Skip to main content

Basic Statistics Lecture #0: Basic Terms and Calculations

This is an entry in the Basic Statistics Lecture Series which I have realized that I have failed to incorporate into the series so far, and I apologize for that.  This lecture is going to cover the basic calculations required for all of statistical analysis, on a fundamental level.

When we collect statistical data, we typically collect it on a small part of the population as a whole.  The population is the entire group for which a sentiment holds true.  This small part of the population as a whole is called the sample of the population, or just sample for short.  The number of data points we collect -- the number of items in the sample -- is called the sample size, which is typically denoted by the letter n.
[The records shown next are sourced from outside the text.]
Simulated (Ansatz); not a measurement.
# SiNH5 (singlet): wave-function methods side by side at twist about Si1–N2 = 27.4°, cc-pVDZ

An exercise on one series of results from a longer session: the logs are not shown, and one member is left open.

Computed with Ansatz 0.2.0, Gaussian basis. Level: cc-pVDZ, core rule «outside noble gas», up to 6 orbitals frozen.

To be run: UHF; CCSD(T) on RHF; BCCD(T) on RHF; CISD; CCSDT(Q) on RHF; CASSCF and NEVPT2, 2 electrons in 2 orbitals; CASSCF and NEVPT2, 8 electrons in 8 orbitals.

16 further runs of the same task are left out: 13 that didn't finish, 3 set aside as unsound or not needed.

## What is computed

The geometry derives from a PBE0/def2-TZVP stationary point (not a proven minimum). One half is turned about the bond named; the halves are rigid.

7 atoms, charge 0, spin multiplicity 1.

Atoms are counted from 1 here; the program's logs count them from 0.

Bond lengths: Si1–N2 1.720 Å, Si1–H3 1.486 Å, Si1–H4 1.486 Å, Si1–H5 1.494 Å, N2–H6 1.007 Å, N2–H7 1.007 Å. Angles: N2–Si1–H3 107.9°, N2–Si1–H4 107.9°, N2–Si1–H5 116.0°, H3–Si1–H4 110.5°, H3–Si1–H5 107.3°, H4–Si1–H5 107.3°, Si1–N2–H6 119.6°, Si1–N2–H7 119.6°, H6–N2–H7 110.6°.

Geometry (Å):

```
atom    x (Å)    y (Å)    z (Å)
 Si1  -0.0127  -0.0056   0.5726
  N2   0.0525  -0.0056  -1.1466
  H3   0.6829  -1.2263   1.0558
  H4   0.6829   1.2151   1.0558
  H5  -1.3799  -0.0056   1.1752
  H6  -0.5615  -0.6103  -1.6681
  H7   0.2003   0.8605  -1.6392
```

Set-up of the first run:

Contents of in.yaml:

In statistics, we typically calculate the arithmetic mean, which is the sum of all values divided by the sample size.  For the population as a whole, this is denoted by the greek letter μ (mu), and for a sample, it's denoted by x. The sample mean is expressed by $\overline{x}= \frac{\sum_{i=1}^{n}x_{i}}{n}$, where the capital greek letter Sigma denotes that all of the indexed items should be added together.  To put it a different way, take all of the numbers and add them together.  For example, we can take the average of the wins of the 2017 baseball season.  We just add all of the numbers in the wins column, and then divide by 30 (the number of teams in the MLB).  After doing this, the average wins in the season was 81.  This is what we would expect from the 162 game season, seeing as how every win comes with a corresponding loss.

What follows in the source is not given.